Playing the System
Players love it. Spectators marvel at it. Grinnell men’s basketball is like nothing you’ve ever seen.
“It’s fun,” says senior co-captain Luke Yeager ’15. “It’s something you’ll never get at a different gym.”
Yeager explains, “It’s an unorthodox system that requires a lot of energy, a lot of participation, and a lot of bodies. It’s just a different way to play basketball.”
What it is
“The System is kind of an attitude,” head coach Dave Arseneault says. “We are not a survival-of-the-fittest program. We are a participation program. We have had some great players in this program, but we also have had players – some of whom would not have played for any other team in the conference – log significant minutes.”
Grinnell System basketball involves mass substitutions, three-point shots, full-court pressure, playing everybody, and running, running, and more running.
“It’s controlled chaos,” Arsenault says. “I think Ex-Monmouth coach Terry Glasgow hit it on the head when he said it was like ‘five mice coming out of a shoebox.’
“I guarantee if you watch us play, it will be very difficult to go back to watching any other brand of basketball,” Arseneault says. “It’s just pure entertainment. People who don’t even like basketball say, ‘That was just awesome!’”
Go have fun
The System can be traced back to 1993, just a few years after coach Arseneault's arrival at Grinnell. Arseneault had inherited a team that was at the bottom of the conference and tired of getting thumped on a regular basis. It was clear he had to do something different.
Arseneault took his ideas for reinventing the program to Grinnell’s athletic director, Dee Fairchild. “She told me ‘Go see if you can have some fun with it,’” Arseneault says.
He did just that. “I was using our games and practices as a chance to experiment,” Arseneault says. “It drove my players nuts.”
By the numbers
Arseneault’s experimentations produced the innovative style of play known as The System. “But,” Arseneault says, “it wasn’t until two math students analyzed three years’ worth of game statistics that I was provided with a useful measurement for success.”
The students conducted their analysis of The System as an independent study project under the direction of Tom Moore, professor emeritus of mathematics and statistics. They identified the key statistical goals that were most likely to produce a win when playing The System.
“The formula for success that they derived has withstood the test of more than two decades of running and gunning,” Arseneault says.
Transformation, and the 138
By any measure, The System transformed Grinnell men’s basketball. Once conference cellar dwellers, the Pioneer men have become perennial overall national scoring champions. Grinnell is no longer an automatic win for the rest of the Midwest Conference. People go to basketball games for a good time.The System gained national attention in November 2012, when Grinnell sophomore Jack Taylor ’15 scored a record-smashing 138 points in a single game. NBA star LeBron James was quoted as saying it was a feat he wanted to see. ‘King LeBron’ referred to Taylor as “Sir Jack.”
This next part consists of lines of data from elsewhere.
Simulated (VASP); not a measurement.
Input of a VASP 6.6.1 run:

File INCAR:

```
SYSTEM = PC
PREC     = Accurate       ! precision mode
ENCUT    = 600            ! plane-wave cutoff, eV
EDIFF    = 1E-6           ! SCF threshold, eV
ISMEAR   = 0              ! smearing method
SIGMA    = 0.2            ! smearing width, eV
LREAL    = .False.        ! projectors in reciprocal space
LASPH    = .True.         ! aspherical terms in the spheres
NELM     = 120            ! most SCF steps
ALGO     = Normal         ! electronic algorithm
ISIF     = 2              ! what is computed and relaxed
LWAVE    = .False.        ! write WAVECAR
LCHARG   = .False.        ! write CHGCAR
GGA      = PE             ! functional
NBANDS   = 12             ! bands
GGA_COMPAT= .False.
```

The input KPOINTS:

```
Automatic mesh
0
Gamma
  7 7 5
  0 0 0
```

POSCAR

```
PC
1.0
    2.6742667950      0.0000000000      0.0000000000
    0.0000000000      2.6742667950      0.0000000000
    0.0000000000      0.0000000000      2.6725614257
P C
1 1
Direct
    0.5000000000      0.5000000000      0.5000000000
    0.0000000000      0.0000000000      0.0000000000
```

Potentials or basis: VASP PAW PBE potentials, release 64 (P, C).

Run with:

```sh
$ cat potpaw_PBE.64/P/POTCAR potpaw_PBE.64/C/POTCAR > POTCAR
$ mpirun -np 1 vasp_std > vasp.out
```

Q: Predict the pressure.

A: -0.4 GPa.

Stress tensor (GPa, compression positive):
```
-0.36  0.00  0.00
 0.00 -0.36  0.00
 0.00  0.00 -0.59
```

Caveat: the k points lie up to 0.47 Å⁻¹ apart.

Now, even NBA teams are experimenting with The System. Last fall, the Sacramento Kings hired former Grinnell assistant coach David Arseneault, Jr. ’09 as head coach of their development league team, the Reno Bighorns. Arseneault, Jr. is teaching NBA D-League pros a few things that the Pioneer men already know.
“You have to trust The System and you have to trust the coach,” Yeager says, “If all the players buy into it, that’s when it’s truly successful.”